Time series is a sequence in which the values of the same statistical indicator are arranged in chronological order in which they occur. The main purpose of time series analysis is to predict the future based on existing historical data. A guidance of IBM SPSS time series algorithms can be found in the blog "Guidance for IBM SPSS Time Series Analysis Methods".
The Autoregressive Integrated Moving Average (ARIMA) model is a typical time series model that can be used to forecast future values, provides more sophisticated methods for modeling trend and seasonal components compared to exponential smoothing models. The model includes the autoregressive model (AR), moving average model (MA), and autoregressive moving average model (ARMA).

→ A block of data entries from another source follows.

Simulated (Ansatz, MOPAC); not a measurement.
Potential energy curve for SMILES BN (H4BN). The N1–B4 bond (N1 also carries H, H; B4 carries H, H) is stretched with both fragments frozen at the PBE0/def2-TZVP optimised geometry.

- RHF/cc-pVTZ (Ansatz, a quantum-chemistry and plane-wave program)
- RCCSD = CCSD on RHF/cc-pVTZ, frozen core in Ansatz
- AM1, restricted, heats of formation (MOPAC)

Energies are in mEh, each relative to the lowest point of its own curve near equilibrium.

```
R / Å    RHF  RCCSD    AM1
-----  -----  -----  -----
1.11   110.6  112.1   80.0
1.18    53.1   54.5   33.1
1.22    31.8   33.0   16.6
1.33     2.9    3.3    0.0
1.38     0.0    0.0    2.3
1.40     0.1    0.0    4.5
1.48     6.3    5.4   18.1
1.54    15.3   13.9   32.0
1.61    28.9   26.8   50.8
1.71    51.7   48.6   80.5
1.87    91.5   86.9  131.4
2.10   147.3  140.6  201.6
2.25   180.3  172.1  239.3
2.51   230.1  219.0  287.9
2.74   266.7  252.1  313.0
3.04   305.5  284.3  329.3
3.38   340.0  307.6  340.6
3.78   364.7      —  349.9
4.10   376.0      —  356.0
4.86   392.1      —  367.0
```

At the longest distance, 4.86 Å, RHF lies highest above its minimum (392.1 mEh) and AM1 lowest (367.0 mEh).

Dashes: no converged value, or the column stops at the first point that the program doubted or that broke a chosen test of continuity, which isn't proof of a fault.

In practical terms, ARIMA models are most useful if you want to include predictors that might help to explain the behavior of the series that is being forecast, such as the number of catalogs that are mailed or the number of hits to a company web page.
User Scenario
A catalog company is interested in forecasting next year’s monthly sales based on their sales data from the last 10 years. They also plan to optimize resources to get more benefits, but they don’t know what areas impact sales the most. The catalog_seasfac.csv file contains the number of catalogs that are mailed, the number of pages in the catalog, the number of phone lines open for ordering, the amount spent on print advertising and the number of customer service representatives. These five features impact monthly sales of the company’s men’s clothing line, but the company wants to identify the top two features that have the biggest impact on sales.
Tom is a data analyst at this company, and he plans to analyze and identify the top two features for the company. Because forecasting is related to time, the time series related algorithm should be his first choice. Tom is familiar with Python and notebook, so he uses IBM Watson Studio notebook, and the notebook uses kernel Python 3.5 with Spark 2.1.
Here the input data is catalog_seasfac.csv (The corresponding catalog_seasfac.sav file is also available from the Demos directory of any IBM® SPSS® Modeler installation, and catalog_forecast.str file is in the streams directory).
Data Preparation
To prepare the data
- From the Watson Studio notebook, click Find and add data to upload input data catalog_seasfac.csv.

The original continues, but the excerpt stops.